Tuesday, November 26, 2019

"Recession Warning Of Inverted Yield Curve Looks So Last Year"

Our general feeling was "Why is everyone so excited" as we checked to make sure we hadn't missed a text announcing the end of the world.
Here's our outro from December 7, 2018's "Blackstone's Byron Wien Seems Chipper, Almost Jolly":
...At the moment the curve doesn't matter, if and when we think it does, you can rest assured we'll go "curve, curve, curve" 24-7.

For now, as a commenter—I forget where—said: "I think the pundits just like saying 'inversion'".
Inversion. It's almost soothing, in a paradoxical kind of way.
Personally, I like paradoxical. More consonants. 
And the intro to February 2019's "Rhyme Time at the San Francisco Federal Reserve Bank: 'Did the Yield Curve Flip? Will the Economy Dip?.'" 
The curve is not yet important. We (possibly delusionally) think we'll be able to tell you when it is....

And the headline story from Bloomberg, November 26:
If 2019 was the year the yield curve went mainstream, with an inversion sending a stark recession warning, then 2020 is already shaping up as a welcome return to normality.

Nobody is willing to call the all-clear on the global economy yet given a trade deal between the U.S. and China is still to be reached. Even so, the prospect of longer-term yields stretching their premium over shorter maturities is among the top trade ideas for next year on Wall Street, drawing money from the likes of BlackRock Inc., Penn Mutual Asset Management and Aviva Investors
“The curve, from two- to 10-years, will probably be modestly steeper in most places,” said Praveen Korapaty, chief global rates strategist at Goldman Sachs Group Inc. “This is largely because some of the tail risks that people were worried about have at least reduced. It will certainly be different from this year, where in most parts of the world there was pretty strong flattening.”

A global bond rally this year drove the yield on 10-year Treasuries below those on two-year securities in August, for the first time since before the last financial crisis in 2007, and the last five such occasions a contraction followed. The inversion and a potential recession became a hot topic in Google searches and around the dinner table, yet the economic contraction hasn’t arrived so far after central banks stepped in with more stimulus.

Global share prices also aren’t giving any indication of trouble ahead on the economic front. The S&P 500 Index, Dow Jones Industrial Average and Nasdaq Composite Index all closed at record highs Monday. Japan’s Topix Index touched a 13-month high Tuesday.

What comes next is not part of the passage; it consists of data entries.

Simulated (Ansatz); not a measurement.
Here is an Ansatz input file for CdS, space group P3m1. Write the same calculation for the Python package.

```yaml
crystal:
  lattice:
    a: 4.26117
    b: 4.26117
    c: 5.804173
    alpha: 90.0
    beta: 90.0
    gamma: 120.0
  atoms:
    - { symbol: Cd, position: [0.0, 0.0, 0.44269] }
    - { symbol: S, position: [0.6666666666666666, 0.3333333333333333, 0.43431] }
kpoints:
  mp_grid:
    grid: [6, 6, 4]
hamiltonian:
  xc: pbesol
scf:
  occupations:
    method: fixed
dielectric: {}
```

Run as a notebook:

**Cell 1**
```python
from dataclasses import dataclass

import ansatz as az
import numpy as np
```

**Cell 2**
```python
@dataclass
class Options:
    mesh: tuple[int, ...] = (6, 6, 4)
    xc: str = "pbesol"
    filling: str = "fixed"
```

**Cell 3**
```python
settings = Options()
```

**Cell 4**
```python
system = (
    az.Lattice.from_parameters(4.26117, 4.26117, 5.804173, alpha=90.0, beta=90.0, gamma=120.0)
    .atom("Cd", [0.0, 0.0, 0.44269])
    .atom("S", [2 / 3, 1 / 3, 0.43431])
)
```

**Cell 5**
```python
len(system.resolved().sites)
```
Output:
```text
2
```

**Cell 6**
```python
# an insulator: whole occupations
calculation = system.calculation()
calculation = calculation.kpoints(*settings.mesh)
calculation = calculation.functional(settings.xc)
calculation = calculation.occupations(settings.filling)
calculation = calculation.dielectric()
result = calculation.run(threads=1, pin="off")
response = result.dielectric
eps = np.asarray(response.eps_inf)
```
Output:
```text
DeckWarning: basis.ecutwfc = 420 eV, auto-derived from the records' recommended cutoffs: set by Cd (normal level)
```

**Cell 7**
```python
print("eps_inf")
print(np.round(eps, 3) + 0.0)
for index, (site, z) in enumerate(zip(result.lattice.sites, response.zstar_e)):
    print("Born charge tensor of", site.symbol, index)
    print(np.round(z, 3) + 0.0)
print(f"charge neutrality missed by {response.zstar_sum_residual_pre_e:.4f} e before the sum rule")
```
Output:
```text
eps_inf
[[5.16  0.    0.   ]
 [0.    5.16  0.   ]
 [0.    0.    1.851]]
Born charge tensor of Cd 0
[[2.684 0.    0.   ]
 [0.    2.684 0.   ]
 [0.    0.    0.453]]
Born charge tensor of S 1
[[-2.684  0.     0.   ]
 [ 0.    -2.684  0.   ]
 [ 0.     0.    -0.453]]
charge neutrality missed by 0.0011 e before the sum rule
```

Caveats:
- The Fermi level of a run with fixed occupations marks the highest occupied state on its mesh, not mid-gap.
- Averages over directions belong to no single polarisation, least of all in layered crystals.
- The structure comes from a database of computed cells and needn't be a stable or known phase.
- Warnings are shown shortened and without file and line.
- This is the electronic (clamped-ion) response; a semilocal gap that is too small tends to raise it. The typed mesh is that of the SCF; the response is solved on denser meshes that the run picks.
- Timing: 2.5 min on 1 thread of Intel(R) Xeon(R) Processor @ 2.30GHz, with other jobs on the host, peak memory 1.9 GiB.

History also shows that such inversions can flash “false positives” on the indication of a downturn, and for PGIM Fixed Income’s chief economist Nathan Sheets, that’s the case this time around. While a recession typically emerges about 12 to 18 months after an inversion, Sheets still doesn’t see a downturn in that time frame.

“The global economy has skirted the recession threat,” Sheets said. World economies “have been hit with a broad range of geopolitical shocks and uncertainties in recent years and have just kind of continued to barrel along at what I call mod-lustre –- something between modest and lackluster -- growth.”

The New York Federal Reserve’s recession probability gauge, which uses the three-month to 10-year Treasury curve to predict the chance of a U.S. contraction in the next 12 months, plunged last month. The gap between two- and 10-year Treasuries is now at about 15 basis points, versus minus seven basis points in August....MUCH MORE
So where are we at right now? For the moment long ain't wrong and our three-year-old target of 3300 on the S&P—appropriated from Jeremy Grantham before he chickened out and started disavowing the upside, even going so far as invoking the "I'm always right" "down to a 40% chance".
Right now we are in a multiple expansion phase for the U.S. indices while the rest of the world gets some economic growth footing.